In the plot above, we see two periods detected. Every diagonal cell scores 0 because the distributions are perfectly aligned. The whiter the cell, the more dissimilar two time steps are.
Detecting periods from frequencies
Period detector directly works on the frequency distribution of one or more field to produce a matrix representing distances between the composition of the dataset for every pair of different time steps. For example, indexed by years.
For each year, the method computes a vector with the distribution of term frequencies in that year. Then, it constructs a matrix of the cosine distances between the distributions for each pair of years, corresponding to 1 minus the cosine between their vectors. It then places a fixed number of cut points along the years, producing periods, by finding the partition that minimizes the sum – over all periods – of the sum of the cosine distances between all pairs of years within each period. If the number of periods is not provided, then an optimal number is chosen according to the statistical criterion of (Tibshirani et al., 2001).
Field
This parameter defines the fields from which to construct the frequency vector distributions at each time step.
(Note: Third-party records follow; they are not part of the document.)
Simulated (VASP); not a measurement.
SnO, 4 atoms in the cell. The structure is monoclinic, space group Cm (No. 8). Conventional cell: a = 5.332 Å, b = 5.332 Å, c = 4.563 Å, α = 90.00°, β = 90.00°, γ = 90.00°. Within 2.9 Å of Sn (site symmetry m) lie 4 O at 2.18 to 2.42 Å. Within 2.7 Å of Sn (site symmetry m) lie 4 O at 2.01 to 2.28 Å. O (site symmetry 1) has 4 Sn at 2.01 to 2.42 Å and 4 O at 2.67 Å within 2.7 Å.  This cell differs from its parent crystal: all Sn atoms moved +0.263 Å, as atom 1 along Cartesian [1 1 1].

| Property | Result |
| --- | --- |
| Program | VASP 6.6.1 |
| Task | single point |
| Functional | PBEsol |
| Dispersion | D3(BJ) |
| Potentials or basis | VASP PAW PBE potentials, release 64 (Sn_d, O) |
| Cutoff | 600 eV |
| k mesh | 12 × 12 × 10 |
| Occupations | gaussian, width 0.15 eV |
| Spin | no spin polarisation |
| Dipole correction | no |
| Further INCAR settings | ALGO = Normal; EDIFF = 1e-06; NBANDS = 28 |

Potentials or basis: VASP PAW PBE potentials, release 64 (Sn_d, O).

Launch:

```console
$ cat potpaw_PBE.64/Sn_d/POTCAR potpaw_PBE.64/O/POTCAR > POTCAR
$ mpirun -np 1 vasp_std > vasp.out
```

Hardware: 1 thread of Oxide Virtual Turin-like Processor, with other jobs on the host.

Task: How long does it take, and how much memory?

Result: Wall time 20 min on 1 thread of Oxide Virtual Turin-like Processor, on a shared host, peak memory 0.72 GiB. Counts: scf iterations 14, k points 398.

Enter the number of periods you which to detect
This parameter defines the number of periods in which to partition the data. If set to 0 (zero), the number of periods will be automatically estimated.
Top items
This parameter restrains the computation to the N most frequent items from the selected field or fields. This may be useful as the distributions from some of the different fields may be too noisy in their lower frequencies, which would affect the distances.
What to do next?
Beyond reflecting on the matrix and the periods detected in your studies, you may want to take these results to Period Slicer and separate your dataset into custom periods.
Reference
Robert Tibshirani, Guenther Walther and Trevor Hastie, Estimating the number of clusters in a data set via the gap statistic, J.R. Statist. Soc. B (2001), 63, Part 2, pp. 411-423 (online).